Yes, that should be a “k” there. Auto-correct knows it. I know it now, but I didn’t until after I made the cape, and someone asked about it. This is indeed embarrassing for a four-time school spelling champion. I guess there’s a reason I never made it past district. If I had developed the character I would have corrected the spelling, but for right now I’m just letting all my foolishness hang out, in the hopes that it’s good for my soul.
It all started at Five Oaks during Spirit Week. I always participated in Spirit Week, dressing up every day, but also not ever going really elaborate with the costumes. That time, there was a super hero day. I could have gone with an existing superhero of some kind, but I did not have any costumes like that, and sometimes I get weird ideas, so it occurred to me to locate my super self, and that was someone who was pretty awkward but got the job done.
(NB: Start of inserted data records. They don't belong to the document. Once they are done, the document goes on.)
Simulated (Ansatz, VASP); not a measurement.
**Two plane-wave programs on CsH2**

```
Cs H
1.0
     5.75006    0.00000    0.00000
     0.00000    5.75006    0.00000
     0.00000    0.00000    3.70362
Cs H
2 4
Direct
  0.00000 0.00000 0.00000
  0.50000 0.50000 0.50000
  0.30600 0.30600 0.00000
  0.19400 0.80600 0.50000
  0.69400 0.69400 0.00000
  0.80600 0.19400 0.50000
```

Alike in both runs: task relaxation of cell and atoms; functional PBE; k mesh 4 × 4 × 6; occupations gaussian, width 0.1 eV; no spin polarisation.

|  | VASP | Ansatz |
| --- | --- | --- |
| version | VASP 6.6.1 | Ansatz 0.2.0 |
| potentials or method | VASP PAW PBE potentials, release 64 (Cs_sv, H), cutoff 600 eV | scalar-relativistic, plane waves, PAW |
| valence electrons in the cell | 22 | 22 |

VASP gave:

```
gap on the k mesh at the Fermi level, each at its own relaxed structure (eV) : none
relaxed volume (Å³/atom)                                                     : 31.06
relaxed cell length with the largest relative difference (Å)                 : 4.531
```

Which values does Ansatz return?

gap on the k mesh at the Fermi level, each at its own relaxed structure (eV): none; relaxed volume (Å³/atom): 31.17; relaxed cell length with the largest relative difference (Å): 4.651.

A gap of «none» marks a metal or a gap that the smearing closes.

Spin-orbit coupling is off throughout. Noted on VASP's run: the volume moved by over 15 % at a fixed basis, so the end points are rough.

My costume was simple, but someone who was super only in her clumsiness would not have a really sleek costume. It was definitely a white t-shirt with no logo, paired with blue shorts (I think), and then my cape was a red towel with felt cut out letters along the bottom that gave the name. Obviously despite the homemade nature it was legible, or no one would have noticed the spelling error.
That really just was the one day, but she did take hold of my brain. Still influenced by Wonder Woman, she transformed by spinning around, but in her case she would often fall out of the spin, or at least get dizzy, and the time she changed in a bathroom stall she ended up wrapped in toilet paper, which she broke through easily because she was strong and could fly. (I do not remember the origin of her powers, but it might have been aliens, like the Greatest American Hero.)
Again, she did get the job done. She foiled a bank robbery by crashing it, literally, but whether the robbers got knocked out by the swinging door due to a flight gone wrong or through an intentional “bonk”, it’s still foiled, right?
So you would think. In fact, the other heroes in the local Justice League-type organization found her to be an embarrassment, especially the elegant, sophisticated female one, and forbade her from using her powers or practicing as a hero, or they would send her through the trans-dimensional portal.
Well, that was all well and good until a particularly effective super-villain took all of the competent superheroes out of commission, and there was no one else left. Super Clutz went in and saved the day, and then, knowing she had broken the rules, went through the trans-dimensional portal on her own.
Meanwhile, her love interest had figured out her secret identity, and after giving all of the competent heroes a piece of his mind for even creating a situation where she would feel like she needed to go through the portal, regardless of whether they would have been jerks enough to enforce it after she saved them all, went in after her.
Unfortunately, the trans-dimensional portal is not completely consistent in its destination selection, initially placing them both in separate dimensions. One was very Hoth-like.
I didn’t actually ever come up with a resolution for the whole situation, but my thought was that all of the heroes were going to work together, initially encountering obstacles in many different dimensions, but overcoming them and learning valuable lessons about devaluing others by the time they eventually reunited. Perhaps it was too complicated for me to develop it much beyond that point.
There is a footnote to this. Years later I was watching Saturday Night Live. The guest host was Catherine O’Hara, making it 1991 or 1992. In one of the sketches, she was a superhero being called up in front of her league. Her offenses included flying upright instead of prone (it reduces cape welts!) and when she confiscated guns from criminals, using them to shoot the criminals rather than crushing them into little metal wads. Well what do you expect from a league with members like Sissy Boy and Calcium Man? (And why can I never find SNL skits online?)
It was not all a loss though. She defended herself, and Zombie Man agreed with her. They did not win the support of their fellow heroes, but they flew off together in the upright position. Preach it sister! I know exactly how you feel.